Maryann from Cedarburg was at a loss; unable to figure out what was causing water to cascade over her gutter and come through her basement walls.
Her challenges can be solved, but it’s going to take some changes and an understanding of why the problem is occurring. First, a small piece of gutter (18 inches) must accommodate a large amount of water since there are two facets of their roof that spill into just the one small gutter. During heavy water water events, a high volume of rain water shoots down the valley of the roof, effectively acting as a water cannon.
The design of her home makes it so that there is no feasible way to minimize water that shoots into this one concentrated area. One valley in the roof shoots onto metal pan flashing. Due to some poor architectural design the flashing is the best way to reduce changes for water to get into the house. Notice in the photo how there is only about 24 inches from the bottom of the pan flashing, to the gable end of the roof. In heavy rains, a large volume of water will continue along the pan flashing and in the worse case scenario, spill right over the gable end of the house and drop to the ground, putting her house at risk for more water coming into the basement.

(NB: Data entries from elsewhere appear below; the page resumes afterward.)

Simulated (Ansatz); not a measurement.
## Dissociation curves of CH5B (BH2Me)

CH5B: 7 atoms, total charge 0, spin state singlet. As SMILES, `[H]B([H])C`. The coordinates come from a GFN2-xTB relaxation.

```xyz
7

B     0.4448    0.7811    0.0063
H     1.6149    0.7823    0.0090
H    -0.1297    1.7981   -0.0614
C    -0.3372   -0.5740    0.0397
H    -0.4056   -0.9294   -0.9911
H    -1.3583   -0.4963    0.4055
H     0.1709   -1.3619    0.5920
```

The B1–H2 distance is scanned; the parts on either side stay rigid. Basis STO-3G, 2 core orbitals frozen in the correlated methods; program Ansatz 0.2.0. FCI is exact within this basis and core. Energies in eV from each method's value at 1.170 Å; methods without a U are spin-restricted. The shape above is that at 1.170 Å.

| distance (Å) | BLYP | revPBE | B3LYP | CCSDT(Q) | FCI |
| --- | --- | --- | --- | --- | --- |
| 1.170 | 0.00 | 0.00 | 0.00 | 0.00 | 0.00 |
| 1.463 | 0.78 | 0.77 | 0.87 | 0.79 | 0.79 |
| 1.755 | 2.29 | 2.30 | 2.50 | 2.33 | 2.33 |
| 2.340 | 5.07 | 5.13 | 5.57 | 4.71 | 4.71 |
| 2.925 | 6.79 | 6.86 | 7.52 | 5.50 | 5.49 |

Even the water that does make it to her small gutter, isn’t guaranteed to make it into the gutter. The cookie cutter approach would be to blame the size of the gutter or simply upsize the downspout. To make matters worse, the small gutter is covered with a low capacity gutter protection system to reduce clog potential from leaves. However, if over half of the gutter entry point is obstructed, the water will cascade over the top of the gutter, onto the ground, and into the basement.
1) Eliminate or replace the low capacity gutter protection that is preventing high volumes of water from coming into the basement.
2) Add an additional extender to the bottom of the gutter. Low cost plastic extenders can be acquired from nearly any Ace Hardware store or Tru-Value hardware store for about $7. When houses are built, builders often dig an extra foot or two away from the house. This area is then backfilled with either stone or whatever soil is accessible.
3) This homeowner is seeking to control costs and the most effective way to keep the water flowing is by using a gutter strainer which is a high gauge metal mesh that allows water to get into the downspout even if leaves get into the gutter.
4) A diverter can be installed onto the roof. This is a bent piece of metal that when water wants to shoot down the valley in the roof, will force the water to hit the diverter shield and drop straight into the gutter.
5) If those issues don’t solve the problem, the homeowner needs to look at landscaping options. One of the first things to look at it is the pitch of the ground surrounding the house as well as soil types. You always want the water to flow away from the house. Many homeowners simply add topsoil next to their house without understanding that the role of topsoil plays in our ecosystem is to act as an organic material great for growing plants, but not good for repelling water. Think of top soil as a sponge material which is to say that water will drop straight through it. If you’re looking to get water to flow away from your house, you should use clay and slope it. If you like, you can put an inch or two of topsoil over the clay in order to plant grass.